There are many warm scenes between Peter and Gwen, along with Peter interacting with his Aunt May (Sally Field) and Uncle Ben (Martin Sheen) not to forget a young Peter (Max Charles) losing his parents (Campbell Scott and Embeth Davidtz) without knowing why. There is a family dinner scene where Peter meets Gwen’s father Captain Stacy (Denis Leary) who is the police chief, her mother and her siblings, that goes from a Norman Rockwell scene to a misunderstanding between the father and Peter. There is also teenage bullying by Flash (Chris Zylka) with Peter getting his revenge when he becomes Spider-Man.
 It is when he gets bitten by a spider and becomes Spider-Man that you not only clap but remember that you have seen this before and you wait for the special effects to kick in and they do just as you know the villain will and he does. No longer do we have Peter gliding all over in his skateboard and off we go as Spider-Man has a great scene with special effects, and good acting, from both actors in a rescue from a car over water.

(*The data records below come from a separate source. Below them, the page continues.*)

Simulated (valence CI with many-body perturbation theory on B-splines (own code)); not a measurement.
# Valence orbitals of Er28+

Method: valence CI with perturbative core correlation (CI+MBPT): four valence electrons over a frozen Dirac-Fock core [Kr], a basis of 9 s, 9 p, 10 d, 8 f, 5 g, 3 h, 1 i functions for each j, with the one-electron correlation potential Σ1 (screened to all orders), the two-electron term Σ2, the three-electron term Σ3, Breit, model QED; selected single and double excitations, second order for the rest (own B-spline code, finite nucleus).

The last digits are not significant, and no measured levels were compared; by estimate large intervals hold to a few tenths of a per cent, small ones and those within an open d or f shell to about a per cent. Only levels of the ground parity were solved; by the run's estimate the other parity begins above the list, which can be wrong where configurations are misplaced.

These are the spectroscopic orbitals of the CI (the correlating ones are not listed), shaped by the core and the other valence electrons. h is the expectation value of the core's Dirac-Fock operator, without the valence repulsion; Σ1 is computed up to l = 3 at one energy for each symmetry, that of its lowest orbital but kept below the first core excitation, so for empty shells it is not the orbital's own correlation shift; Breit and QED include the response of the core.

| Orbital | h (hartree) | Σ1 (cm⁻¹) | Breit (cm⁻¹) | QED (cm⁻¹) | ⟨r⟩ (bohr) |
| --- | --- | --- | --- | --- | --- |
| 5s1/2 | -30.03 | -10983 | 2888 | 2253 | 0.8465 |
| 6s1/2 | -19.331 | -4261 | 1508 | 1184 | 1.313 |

Without comparing past actors in the various roles it is easy to say that Andrew Garfield has to be the skinniest Spider-Man ever and certainly not to be forgotten puppy eyes. Though Spiderman and Gwen don’t have that upside down kiss moment, which will always be remembered from the first movie, Garfield and Stone do share chemistry adding to their story.  All the actors, directed by Marc Webb, in a screenplay by James Vanderbilt, Alvin Sargent and Steve Kloves, bring something to the film but, unfortunately the villain, the Lizard Man, was a poor choice, not the actor but the role. At the end of the credits it looks like he might be back for the sequel but, hopefully, not.
“The Amazing Spider-Man” will hold your interest whether you go for the comic hero aspect, the special effects, the love story and/or the background story and if one of the elements doesn’t interest you they will very shortly get to one that does.